I am sorry that you have been hurt this summer. You did not do anything wrong, please believe me. It's too bad that this happens a lot, it is all a part of learning about life. It is part of being young. You have a right to feel the way you do. You probably feel hurt, played with and then tossed aside. It is confusing too. Someone relates to you one way, and gets into your heart on purpose, and then changes the way he relates to you suddenly, without you having anything to do with it. He just stopped talking to you out of nowhere. Then one of your best friends is involved with this, to top it off. That is a terrible way for him to behave. Bummer.

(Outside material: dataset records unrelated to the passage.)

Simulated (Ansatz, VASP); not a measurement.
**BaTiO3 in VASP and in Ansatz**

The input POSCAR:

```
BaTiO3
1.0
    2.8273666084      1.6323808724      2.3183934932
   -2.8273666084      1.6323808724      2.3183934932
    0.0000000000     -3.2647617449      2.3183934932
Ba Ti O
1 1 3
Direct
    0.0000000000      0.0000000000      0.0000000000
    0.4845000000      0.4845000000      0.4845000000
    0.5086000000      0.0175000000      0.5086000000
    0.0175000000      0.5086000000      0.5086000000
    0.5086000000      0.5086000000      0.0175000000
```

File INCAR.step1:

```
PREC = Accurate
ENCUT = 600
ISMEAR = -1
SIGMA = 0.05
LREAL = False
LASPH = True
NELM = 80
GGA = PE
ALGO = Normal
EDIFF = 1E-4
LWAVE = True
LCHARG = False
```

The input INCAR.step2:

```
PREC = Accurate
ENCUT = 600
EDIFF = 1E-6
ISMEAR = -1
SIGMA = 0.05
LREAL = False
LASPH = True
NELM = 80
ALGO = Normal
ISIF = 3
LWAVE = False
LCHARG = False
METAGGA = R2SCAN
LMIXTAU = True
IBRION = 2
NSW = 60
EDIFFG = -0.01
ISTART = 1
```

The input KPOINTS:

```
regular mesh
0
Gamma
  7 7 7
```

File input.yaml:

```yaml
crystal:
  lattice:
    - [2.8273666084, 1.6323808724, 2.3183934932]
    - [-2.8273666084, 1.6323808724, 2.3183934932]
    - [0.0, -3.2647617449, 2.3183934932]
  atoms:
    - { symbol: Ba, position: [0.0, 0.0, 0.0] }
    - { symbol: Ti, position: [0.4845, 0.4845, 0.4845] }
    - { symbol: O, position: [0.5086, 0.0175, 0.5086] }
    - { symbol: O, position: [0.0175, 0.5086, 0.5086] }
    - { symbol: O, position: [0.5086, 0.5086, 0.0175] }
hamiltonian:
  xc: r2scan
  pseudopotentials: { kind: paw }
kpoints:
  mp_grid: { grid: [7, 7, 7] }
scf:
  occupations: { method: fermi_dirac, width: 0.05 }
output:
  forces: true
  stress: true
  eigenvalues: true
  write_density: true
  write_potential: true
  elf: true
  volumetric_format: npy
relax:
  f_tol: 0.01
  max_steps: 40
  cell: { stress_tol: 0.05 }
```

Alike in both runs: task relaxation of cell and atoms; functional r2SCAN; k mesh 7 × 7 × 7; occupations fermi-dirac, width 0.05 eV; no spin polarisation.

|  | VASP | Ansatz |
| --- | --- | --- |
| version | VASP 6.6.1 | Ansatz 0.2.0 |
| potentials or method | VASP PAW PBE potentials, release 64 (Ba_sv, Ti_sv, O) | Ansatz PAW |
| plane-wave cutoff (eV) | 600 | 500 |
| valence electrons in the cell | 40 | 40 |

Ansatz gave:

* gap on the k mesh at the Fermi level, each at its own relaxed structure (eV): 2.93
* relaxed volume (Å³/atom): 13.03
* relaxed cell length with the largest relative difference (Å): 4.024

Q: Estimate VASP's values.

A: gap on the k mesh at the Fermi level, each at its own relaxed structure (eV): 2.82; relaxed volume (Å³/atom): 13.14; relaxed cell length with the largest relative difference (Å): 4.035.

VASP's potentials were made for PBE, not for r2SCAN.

I wish life was easier, but life is supposed to be challenging. Please do not despair, that means do not give up on being open to a special person again in the future. Because this can be a learning experience--what have you learned?



Maybe you have learned something about this 'other junior counselor'. If you could have him back, would you want him? If I were you, I would not. He has shown you about who he really is, and it is not a good picture. I am not saying that he is, you know, "evil with a capital E", of course. But he is at the very least too immature to be trusted. I would also wonder about his character and honesty, if I were treated like that.



You are all so young, so I would understand and at the same time, learn, grow, move on. Give yourself some space however you can in this situation so you can heal. Take yourself seriously!



Now you have had a chance to learn something, it will help you tremendously next time you begin to get connected to someone in a special way. It's natural for us to act on our feelings without thinking. Now that you are a 'seasoned young lady' :-) you can remember what you have learned and it will make your next relationship better. When you begin to have feelings for someone, that is the time to remember to use your brain as well!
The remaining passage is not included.